Will carbon dioxide give Miliband the slip?

The minister is backing his nuclear play with a side bet on storing CO2. But Mark Leftly wonders if the untried technology will work

For once, Miliband the younger grabbed the headlines. Brother and cabinet colleague David had for weeks dominated the news pages over speculation that he would snaffl e the position of the European Union's first foreign secretary. But last week it was the turn of Ed Miliband, the Climate Change Secretary, who took centre stage after drafting one of the most comprehensive energy statements by this or any modern government.

The son of Campaign for Nuclear Disarmament co-founder and Marxist intellectual Ralph Miliband told the Commons on Monday he was fast-tracking the construction of 10 nuclear power stations to produce 16GW of power. "We need nuclear power, which is a proven, reliable source of low-carbon energy," he gushed.

That emotive word "nuclear" got everyone chattering, but Miliband's strategy was far from one-planked. He also detailed plans to raise up to £9.5bn through a levy on electricity bills to develop four carbon capture and storage (CCS) demonstration projects by 2020.

Capturing carbon dioxide and then burying it could end up cutting coal plant emissions by 90 per cent. "Our aim is clear," said Miliband, "for carbon capture and storage to be ready to be deployed 100 per cent on all new coal-fired power stations by 2020."

However, there is a growing consensus that British business cannot meet Miliband's target, that its cost may be too high and, say some, that the technology may not even be safe.

CCS is a massive undertaking, potentially expanding the size of a coal station by a half. The process has two stages: pre- and post-combustion. Technology for the former is far more advanced. As a result, demonstration projects for post-combustion are not expected to be completed until 2025.

E.ON and Scottish Power are the last two companies left in the competition to produce the first CCS demonstration project. The winner will not be selected until late next year. "The Government should be bringing this process forward," argues Charles Hendry, the Conservative Party's shadow energy minister. The whole point was to get this scheme up and running so that [UK] businesses could then sell their expertise to the likes of the Chinese – but the Chinese have already got their own pilot schemes ready."

Ignoring the missed business opportunity, the selection process has moved at a snail's pace, says Jeff Chapman, the chief executive at the Carbon Capture & Storage Association.

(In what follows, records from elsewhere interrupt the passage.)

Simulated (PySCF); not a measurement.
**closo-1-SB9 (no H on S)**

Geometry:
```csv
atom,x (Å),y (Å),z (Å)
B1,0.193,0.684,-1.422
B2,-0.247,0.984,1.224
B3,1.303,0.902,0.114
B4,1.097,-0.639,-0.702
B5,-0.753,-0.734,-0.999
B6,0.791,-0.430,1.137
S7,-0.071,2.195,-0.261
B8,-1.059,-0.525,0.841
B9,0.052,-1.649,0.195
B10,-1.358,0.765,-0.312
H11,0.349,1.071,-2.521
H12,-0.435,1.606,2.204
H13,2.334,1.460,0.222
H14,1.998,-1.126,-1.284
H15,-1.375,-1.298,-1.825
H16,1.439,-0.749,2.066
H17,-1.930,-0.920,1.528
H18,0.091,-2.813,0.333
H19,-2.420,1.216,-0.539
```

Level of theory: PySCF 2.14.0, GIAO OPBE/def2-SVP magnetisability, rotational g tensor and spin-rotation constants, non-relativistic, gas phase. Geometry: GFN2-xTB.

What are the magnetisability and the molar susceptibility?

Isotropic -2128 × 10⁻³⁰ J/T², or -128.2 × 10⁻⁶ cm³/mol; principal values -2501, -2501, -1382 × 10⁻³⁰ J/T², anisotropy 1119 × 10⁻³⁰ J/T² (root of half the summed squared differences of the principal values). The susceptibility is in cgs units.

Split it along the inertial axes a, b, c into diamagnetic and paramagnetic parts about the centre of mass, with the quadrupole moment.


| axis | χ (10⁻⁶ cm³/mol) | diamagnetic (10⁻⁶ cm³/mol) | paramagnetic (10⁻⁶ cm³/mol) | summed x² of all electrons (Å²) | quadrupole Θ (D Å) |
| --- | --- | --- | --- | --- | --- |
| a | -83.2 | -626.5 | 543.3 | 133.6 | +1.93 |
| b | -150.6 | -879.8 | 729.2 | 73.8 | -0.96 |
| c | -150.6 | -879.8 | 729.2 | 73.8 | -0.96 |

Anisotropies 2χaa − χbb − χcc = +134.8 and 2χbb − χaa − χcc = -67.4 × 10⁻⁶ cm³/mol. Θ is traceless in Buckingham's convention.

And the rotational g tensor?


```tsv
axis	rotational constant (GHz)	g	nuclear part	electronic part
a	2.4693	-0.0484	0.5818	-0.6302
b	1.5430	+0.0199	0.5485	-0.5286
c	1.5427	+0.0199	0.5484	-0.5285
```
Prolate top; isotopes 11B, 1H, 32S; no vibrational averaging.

He points to Canada, which took just 11 months to choose three pilot projects in Alberta. "We've already spent two years getting to this point on only one demonstration project. Unless we start building CCS much quicker, the [second] target for electricity to be decarbonised by 2030 will be a tall order."

A leading procurement expert says that the Government caused itself a problem by putting the pilots out to competitive tender. Had it just chosen a private sector partner straight away, it would not have had to follow the EU's onerous procurement rules.

Industry sources also suggest that the cost of adding CCS kit to coal stations will inevitably be expensive. One estimates that while nuclear energy costs about £50 per megawatt hour, CCS could be closer to £90-£95.

"In the long run – 10 to 20 years – CCS will come down to about £70, but the cost of nuclear will have also reduced, probably to about £40."

Alistair Rennie, a CCS project director at FTSE-100 energy giant Amec, disputes these figures, arguing that the cost could eventually come down as low as £30-£50 per MW hour as technology improves. He adds: "It's certainly comparable to the cost of onshore wind power and cheaper than offshore wind. The more CCS we do, the more economies of scale we will gain."

For example, the test projects will typically capture about one-quarter of the carbon dioxide emitted. If the pilots are successful, CCS will be upgraded to cover the entire plant so that tons of carbon dioxide can be pumped out in a single, thick, inexpensive pipe.

Another cost will be the monitoring and maintenance of the emissions, which would be stored in geological formations such as former oil and gas fields. CO2 is potentially highly dangerous, as demonstrated by the Lake Nyos disaster of 1986 in Cameroon. A mixture of CO2 and rain droplets rose suddenly from the lake and killed nearly 2,000 people, as well as animals and plants.

While acknowledging the potential risk of CO2 leakage, Michael Osborne, Arup's associate director for CCS, says that sceptics have taken the argument too far. "We walk around with quite dangerous gases beneath our feet all the time and we think it is quite natural that gas goes into our home," he says. "That's potentially very dangerous, yet we're comfortable with our families being around it."

Criticism of CCS typically comes from those who would like to see nuclear dominate the energy landscape, believing it to be the cheapest and most efficient clean energy. They feel that this is the only way to meet the biggest target of all: to have greenhouse emissions down 80 per cent on 1990's level.

However, Osborne argues that building a wave of nuclear plants could produce far greater initial emissions than would be the case through CCS. "There is an abundance of coal around so there is an attraction to using CCS, while there is a significant carbon footprint with nuclear: extracting materials, processing it and constructing the plant."

A key problem with carbon storage is that it does not provide any financial reward for the energy sector. Many industry experts are looking at ways of reprocessing the captured CO2. For example, it could be fed to algae to accelerate photosynthesis, which in turn can be a biofuel with any residual matter used for fertiliser.

Graham Hillier, the new energy director at the Centre for Process Information, a business technology adviser, says: "Using CCS for algae is not terribly efficient but at least it does something with the CO2. We have got to get serious about the cost and the engineering challenge. Each reasonably sized installation could cost hundreds of millions of pounds."

Miliband the younger, then, is staking an awful lot on a relatively unproven technology which might cost much more than it delivers.